Ricardo Mella, “The Bankruptcy of Beliefs” and “The Rising Anarchism” (1902-03)

[These articles present a very challenging vision of the development of a revolutionary anarchism. They continue Mella’s arguments for an anarchism “without adjectives,” but also connect that notion to the idea of an “anarchist synthesis,” long before Voline presented his account of anarchist development and the need for synthesis that emerges from the very nature of anarchism itself. The translation is perhaps a little rough around the edges, but I think the ideas are clear enough.]

THE BANKRUPTCY OF BELIEFS

To my brother J. Prat:

Faith has had its moment; it has also had its noisy bankruptcy. There is nothing left standing at this hour but the lonely ruins of its altars.

Ask the learned people—or those who still wear the intellectual loincloth—and if they wish to answer you conscientiously, they will tell you that faith has died forever: political faith and religious faith, and the scientific faith that has defrauded so many hopes.

When all the past was dead, gazes turned longingly toward the rising sun. Then the sciences had their triumphal hymns. And it came to pass that the multitude was given new idols, and now the eminent representatives of the new beliefs preach right and left the sublime virtues of the dogmatic scientist. The dangerous logorrhea of flattering adjectives, and the never-ending chatter of the sham sages put us on the path to what is rightly proclaimed the bankruptcy of science.

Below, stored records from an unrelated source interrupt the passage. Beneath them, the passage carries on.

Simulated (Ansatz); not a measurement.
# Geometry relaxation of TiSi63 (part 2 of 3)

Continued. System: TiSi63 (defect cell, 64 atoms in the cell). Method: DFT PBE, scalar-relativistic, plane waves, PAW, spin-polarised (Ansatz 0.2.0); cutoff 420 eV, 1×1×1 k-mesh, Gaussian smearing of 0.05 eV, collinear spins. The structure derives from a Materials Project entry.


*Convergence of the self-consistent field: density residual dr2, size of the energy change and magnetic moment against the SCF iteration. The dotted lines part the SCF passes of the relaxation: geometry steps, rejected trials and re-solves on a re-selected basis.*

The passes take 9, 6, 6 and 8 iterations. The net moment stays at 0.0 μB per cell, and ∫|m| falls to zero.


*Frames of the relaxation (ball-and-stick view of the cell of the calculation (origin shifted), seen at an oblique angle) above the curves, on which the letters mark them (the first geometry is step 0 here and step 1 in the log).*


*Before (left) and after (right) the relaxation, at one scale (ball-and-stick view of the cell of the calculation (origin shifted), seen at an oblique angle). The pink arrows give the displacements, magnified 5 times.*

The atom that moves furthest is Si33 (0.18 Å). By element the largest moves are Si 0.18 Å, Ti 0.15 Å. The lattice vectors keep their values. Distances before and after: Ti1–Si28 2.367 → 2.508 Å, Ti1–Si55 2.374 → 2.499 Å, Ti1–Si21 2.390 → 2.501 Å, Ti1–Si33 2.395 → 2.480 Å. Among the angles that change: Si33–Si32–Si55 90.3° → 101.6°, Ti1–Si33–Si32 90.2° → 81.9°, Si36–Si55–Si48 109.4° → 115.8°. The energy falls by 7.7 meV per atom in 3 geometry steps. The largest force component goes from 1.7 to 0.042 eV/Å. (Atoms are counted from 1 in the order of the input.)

Actually, it is not science that is bankrupt in our day. There is no science; there are sciences. There are no finished things; there are things in perpetual formation. And what does not exist cannot break. If it were still claimed that that which is in constant elaboration, that which constitutes or will constitute the flow of knowledge goes bankrupt in our time, it would only demonstrate that those who said it sought something in the sciences what they cannot give us. It is not the human task of investigating and knowing that fails; what fails, as faith failed in the past, is the sciences.

The ease of creating without examination or mature deliberation, coupled with the general poverty of culture, has resulted in theological faith being succeeded by philosophical faith and later scientific faith. Thus, religious and political fanatics are followed by the believers in a multitude of “isms,” which, if fertilized by the greatest wealth of our understanding, only confirm the atavistic tendencies of the human spirit.

But what is the meaning of the clamoring that arises at every step in the bosom of parties, schools and doctrines? What is this unceasing battle between the catechumens of the same church? It means, simply, that beliefs fail.

The enthusiasm of the neophyte, the healthy and crazy enthusiasm, forges new doctrines and the doctrines forge new beliefs. It desires something better, pursues the ideal, seeks noble and lofty employment of its activities, and barely makes a slight examination, if it finds the note that resonates harmoniously in our understanding and in our heart. It believes. Belief then pulls us along completely, directs and governs our entire existence, and absorbs all our faculties. In no other way could chapels, like churches, small or large, rise powerfully everywhere. Belief has its altars, its worship and its faithful, as faith had.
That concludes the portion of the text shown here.